CONCERNING GENERAL IDEAS IMPORTANT TO THE
COMPREHENSION OF DÜRER’S LIFE AND ART

  I. THE IDEA OF PROPORTION
  II THE INFLUENCE OF RELIGION ON THE CREATIVE IMPULSE

PART II

DÜRER’S LIFE IN RELATION TO THE TIMES
IN WHICH HE LIVED

  I. DÜRER’S ORIGIN, YOUTH, AND EDUCATION
  II. THE WORLD IN WHICH HE LIVED
  III. DÜRER AT VENICE
  IV. HIS PATRONS AND FRIENDS
  V. DÜRER, LUTHER, AND THE HUMANISTS
  VI. DÜRER’S JOURNEY TO THE NETHERLANDS
  VII. DÜRER’S LAST YEARS
  

PART III

DÜRER AS A CREATOR

  I. DÜRER’S PICTURES
  II. DÜRER’S PORTRAITS
  III. DÜRER’S DRAWINGS
  IV. DÜRER’S METAL ENGRAVINGS
  V. DÜRER’S WOODCUTS
  VI. DÜRER’S INFLUENCES AND VERSES

PART IV

DÜRER’S IDEAS

  I. THE IDEA OF A CANON OF PROPORTION FOR THE HUMAN FIGURE
  II. THE IMPORTANCE OF DOCILITY
  III. THE LOST TRADITION
  IV. BEAUTY
  V. NATURE
  VI. THE CHOICE OF AN ARTIST
  VII. TECHNICAL PRECEPTS
  VIII. IN CONCLUSION
  

INDEX

ILLUSTRATIONS

Apollo and Diana, Metal Engraving
Water-colour drawing of a Hare
Pilate Washing his Hands. Metal Engraving
Agnes Frey
“Mein Angnes”
Wilibald Pirkheimer
Hans Burgkmair
Adoration of the Trinity
St. Christopher
Assumption of the Magdalen
Dürer’s Mother
Maximilian
Frederick the Wise
Silver-point Portrait
Erasmus
Drawing of a Lion
Lucas van der Leyden
Peter and John at the Beautiful Gate. Metal Engraving
St. George and St. Eustache
Martyrdom of Ten Thousand Saints
Road to Calvary
Portrait of Dürer
Portrait of Dürer
Albert Dürer the Elder
Gswolt Krel
Portrait at Hampton Court
Portrait of a Lady
Michel Wolgemuth
Hans Imhof
“Jakob Muffel”
Study of a Hound
Memento Mei
Silver-point Portrait
Portrait in Black Chalk
Cherub for a Crucifixion
Apollo and Diana
An Old Castle
Melancholia
Detail from “The Agony in the Garden”
Angel with Sudarium
The Small Horse
The Great Fortune, or Nemesis
Silver-point Drawing
St. Michael and the Dragon
Detail from “The Meeting at the Golden Gate”
Detail from “The Nativity”
Dürer’s Armorial Bearings
Christ haled before Annas
The Last Supper
Saint Antony, Metal Engraving
“In the Eighteenth Year”
“Una Vilana Wendisch”
Charcoal Drawing


CHAPTER I

THE IDEA OF PROPORTION

I

Ich hab vernomen wie der siben weysen aus kriechenland ainer gelert hab das dymass in allen dingen sitlichen und naturlichen das pest sey.

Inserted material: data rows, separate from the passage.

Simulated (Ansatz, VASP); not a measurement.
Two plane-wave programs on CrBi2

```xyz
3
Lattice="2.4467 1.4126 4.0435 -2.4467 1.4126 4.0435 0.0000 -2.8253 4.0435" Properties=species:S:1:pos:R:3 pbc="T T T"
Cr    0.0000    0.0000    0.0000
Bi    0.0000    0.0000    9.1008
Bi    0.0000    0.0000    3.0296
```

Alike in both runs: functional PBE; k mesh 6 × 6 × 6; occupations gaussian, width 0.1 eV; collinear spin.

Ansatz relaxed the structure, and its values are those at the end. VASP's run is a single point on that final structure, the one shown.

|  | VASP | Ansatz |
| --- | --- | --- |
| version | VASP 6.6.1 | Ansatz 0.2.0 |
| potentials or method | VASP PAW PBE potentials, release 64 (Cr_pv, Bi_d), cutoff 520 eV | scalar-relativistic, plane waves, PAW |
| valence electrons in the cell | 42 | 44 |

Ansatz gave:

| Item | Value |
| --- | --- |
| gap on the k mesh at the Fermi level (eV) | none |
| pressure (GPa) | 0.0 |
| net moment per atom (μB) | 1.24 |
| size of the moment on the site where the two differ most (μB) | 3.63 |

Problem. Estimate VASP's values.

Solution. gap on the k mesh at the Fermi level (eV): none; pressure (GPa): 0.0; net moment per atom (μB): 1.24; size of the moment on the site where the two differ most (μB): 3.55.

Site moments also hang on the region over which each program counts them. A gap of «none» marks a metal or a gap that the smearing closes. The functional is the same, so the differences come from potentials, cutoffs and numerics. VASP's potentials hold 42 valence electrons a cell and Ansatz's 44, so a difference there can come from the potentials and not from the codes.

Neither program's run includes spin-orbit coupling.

DÜRER, British Museum MS., vol. iv., 82a.

I have heard how one of the Seven Sages of Greece taught that measure is in all things, physical and moral, best.

La souveraine habileté consiste à bien connaitre le prix des choses. LA ROCHEFOUCAULD, III. 252.

Sovereign skill consists in thoroughly understanding the value of things.

The attempt that the last quarter century has witnessed, to introduce the methods of science into the criticism of works of art, has tended, it seems to me, to put the question of their value into the background. The easily scandalous inquiries, “Who?” “When?” “Where?” have assumed an impertinent predominance. When I hear people very decidedly asserting that such a picture was painted by such an one, not generally supposed to be the author, at such a time, &c. &c., I often feel uneasy in the same way as one does on being addressed in a loud voice in a church or a picture gallery, where other persons are absorbed in an acknowledged and respected contemplation or study. I feel inclined to blush and whisper, for fear of being supposed to know the speaker too well. It is an awkward moment with me, for I am in fact very good friends with many such persons. “Sovereign skill consists in thoroughly understanding the value of things”–not their commercial value only, though that is sovereign skill on the Exchange, but their value for those whose chief riches are within them. The value of works of art is an intimate experience, and cannot be estimated by the methods of exact science as the weight of a planet can. There are and have been forgeries that are more beautiful, therefore more valuable, than genuine specimens of the class of work which they figure as. I feel that the specialist, with his special measure and point of view, often endangers the fair name and good repute of the real estimate; and that nothing but the dominion and diffusion of general ideas can defend us against the specialist and keep the specialist from being carried away by bad habits resulting from his devotion to a single inquiry.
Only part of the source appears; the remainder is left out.